The loss of a long-time community advocate took Will County by surprise Thursday after County Board member Frank Stewart was found dead in his Joliet home.

Colleagues called the late 66-year-old politician passionate but gentle, and they said he ran for posts on the county board and a local school board simply to help others.

“Anyone he could help, he reached out to them,” said cousin Yvette Foster. “Young and old. Everyone.”

Fellow county board members learned the news Thursday as they gathered for a monthly Forest Preserve District meeting. Stewart was absent, and his fellow 8th District representatives – Herb Brooks and Denise Winfrey of Joliet – asked each other if they’d heard from him.

“That was a red flag,” Brooks said.

That’s because Stewart loved the county board, he said. Friends and family said they hadn’t spoken to him since Saturday. So Foster, who works for the county, said she asked her aunt to check on him Thursday morning.

Stewart lived alone, county officials said, but had one son as well as family in Ohio, California and Washington, D.C. He was a diabetic, and he was on a waiting list for a kidney transplant. Still, the Will County coroner’s office couldn’t offer an official cause of death Thursday afternoon.

Winfrey, who learned the news from Will County Board Chairman Jim Moustis, said she was “caught totally by surprise.”

“Frank has been an institution in the district,” Winfrey said. “I mean that in the best possible way. He has been steadfast about supporting the district.”

And his colleagues said the board’s minority whip looked out for the best interests of Will County, regardless of party politics.

“Frank was a good guy,” Brooks said. “He didn’t argue. He didn’t fuss. He didn’t fight.”

Stewart joined the Will County Board in 1996. He also served on the Joliet Grade School board from 1987 to 2005. He’s listed as a member of the National Association of Counties’ health committee, because he was particularly passionate about the issue of health care.

“He just liked it,” former county board member Margie Woods said. “That and the school board. He had a passion for people, you know? He wanted to see them do well.”

He lived in a modest blue home in the 200 block of Siegmund Street, where neighbor David Partak said Stewart would bring children to help clean up the yards. Stewart was also a long-time member of Mount Zion Baptist Church, where he sang in the choir.

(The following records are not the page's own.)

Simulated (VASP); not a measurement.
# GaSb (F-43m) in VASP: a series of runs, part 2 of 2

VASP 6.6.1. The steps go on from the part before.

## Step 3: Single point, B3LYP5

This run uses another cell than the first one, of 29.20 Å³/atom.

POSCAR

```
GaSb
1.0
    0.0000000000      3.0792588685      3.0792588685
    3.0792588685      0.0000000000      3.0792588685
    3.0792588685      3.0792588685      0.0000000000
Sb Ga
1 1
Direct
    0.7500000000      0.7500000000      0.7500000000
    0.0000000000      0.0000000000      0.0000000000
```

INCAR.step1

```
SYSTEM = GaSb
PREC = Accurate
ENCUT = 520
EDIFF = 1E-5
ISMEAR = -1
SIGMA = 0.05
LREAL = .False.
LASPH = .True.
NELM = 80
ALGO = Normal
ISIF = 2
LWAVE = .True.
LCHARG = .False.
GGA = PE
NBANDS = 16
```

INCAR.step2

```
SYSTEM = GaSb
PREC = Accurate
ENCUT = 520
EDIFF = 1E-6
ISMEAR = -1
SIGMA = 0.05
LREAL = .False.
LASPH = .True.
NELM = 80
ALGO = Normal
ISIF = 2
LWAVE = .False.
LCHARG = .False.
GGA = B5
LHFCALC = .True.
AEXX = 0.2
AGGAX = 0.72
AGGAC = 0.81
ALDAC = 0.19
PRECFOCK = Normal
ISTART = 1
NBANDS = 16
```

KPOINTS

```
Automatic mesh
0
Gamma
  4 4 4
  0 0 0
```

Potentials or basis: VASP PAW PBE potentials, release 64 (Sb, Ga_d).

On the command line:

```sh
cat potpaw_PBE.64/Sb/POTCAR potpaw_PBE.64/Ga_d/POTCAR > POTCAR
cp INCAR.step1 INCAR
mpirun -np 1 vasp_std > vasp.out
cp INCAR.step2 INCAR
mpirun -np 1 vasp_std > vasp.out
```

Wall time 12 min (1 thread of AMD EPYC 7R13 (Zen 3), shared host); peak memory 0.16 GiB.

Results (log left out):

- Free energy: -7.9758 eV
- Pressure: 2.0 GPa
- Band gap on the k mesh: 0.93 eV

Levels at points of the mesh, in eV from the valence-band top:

By day’s end, Stewart’s death had prompted several reverent statements from local officials. Moustis called Stewart a “gentle man” with a surprisingly broad political network. Will County State’s Attorney Jim Glasgow said Stewart “had an abiding faith in the political process and an unwavering respect for his colleagues, regardless of their political affiliations.”

And finally, Will County Executive Larry Walsh said Stewart’s passion for health care and education benefitted all Will County residents.

“Our thoughts and prayers go out to Frank’s entire family during this time of sorrow,” Walsh said. “He will be greatly missed, as a friend and colleague.”